#401k I will be getting in touch with an accountant too as well but want to get any additional feedback from you all. Current 401k total is 172K -- age 34 In 2016 I changed jobs and joined Uber and did a rollver of 50K from my old employer but this is where I "specifically" asked fidelity to put my money into a type of 401k where I can invest in stocks so the title of the account where the 50K went was called as rolled-over IRA and not your regular 401k. Be advised the money flew directly from Old employer 401k to fidelity and I never touched or cashed and it happened within 4 weeks of me leaving my old employer. -- In 2017 I also started contributing to regular 401K which has a limit of 18-19K and continued contributing towards it. As of 1/1/2020 that 401K has 64K off which 14K is stock profit (I moved it to fidelity brokerage link which allows stock investments) The original 50K account shot up by 58K as I made profits through stock investments (FB, amzn, nvda, appl etc) and now stands at 108K Questions- 1. Was I supposed to pay a tax here on this rollover? even though it happened directly from old emp to fidelity and I never cashed it. 2. If tomorrow I want to withdraw money of 108K account, do I pay tax on capital gains of 58K? 3. Did I screw up anywhere?
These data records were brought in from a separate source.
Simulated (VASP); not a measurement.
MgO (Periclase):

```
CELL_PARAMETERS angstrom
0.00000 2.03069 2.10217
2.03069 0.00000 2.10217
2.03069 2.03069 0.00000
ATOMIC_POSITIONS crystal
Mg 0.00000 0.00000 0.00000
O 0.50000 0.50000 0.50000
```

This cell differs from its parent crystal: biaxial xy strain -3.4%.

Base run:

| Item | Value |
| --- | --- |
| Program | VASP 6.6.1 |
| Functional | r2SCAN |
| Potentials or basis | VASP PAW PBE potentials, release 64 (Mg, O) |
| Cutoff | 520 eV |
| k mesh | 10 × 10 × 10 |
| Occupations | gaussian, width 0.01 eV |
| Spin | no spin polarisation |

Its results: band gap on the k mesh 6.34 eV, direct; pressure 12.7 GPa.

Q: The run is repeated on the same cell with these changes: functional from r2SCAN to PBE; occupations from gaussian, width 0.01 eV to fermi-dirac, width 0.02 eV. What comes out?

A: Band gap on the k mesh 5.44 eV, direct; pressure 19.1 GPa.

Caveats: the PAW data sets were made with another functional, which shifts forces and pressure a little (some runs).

You were not supposed to pay any tax for rollover. IRA rollover is pretty common. Like any pre-tax retirement account, you are supposed to pay tax on withdrawals based on your tax bracket at the time of withdrawal. If you withdraw money before the retirement age, you incur penalty. You did not screw up anything, your case is pretty usual. Good job on saving money for retirement.
Thank you very much this is good to know!!
You have a good start but are going to need a lot more to retire. Find a financial advisor to work with, set up a budget and live below your means and save as much as you can now. Max out your 401k and employer match if you have one, and if you save more than the irs limit consider a Roth plan. The first million is the hardest!
Uber doesnt match. I max every year by putting the required 19k or so. I am on h1b so started 6 years ago contributing in 401k
Only blunder is if you are going for backdoor Roth conversations, having money in traditional IRA creates problems
Sorry can you explain what do you mean?
1. If traditional, no 2. Yes with penalty 3. Don’t know
thanks-- I am more concerned with no1 so lets see what accountant says.
You don’t really need an accountant for this. You are totally fine.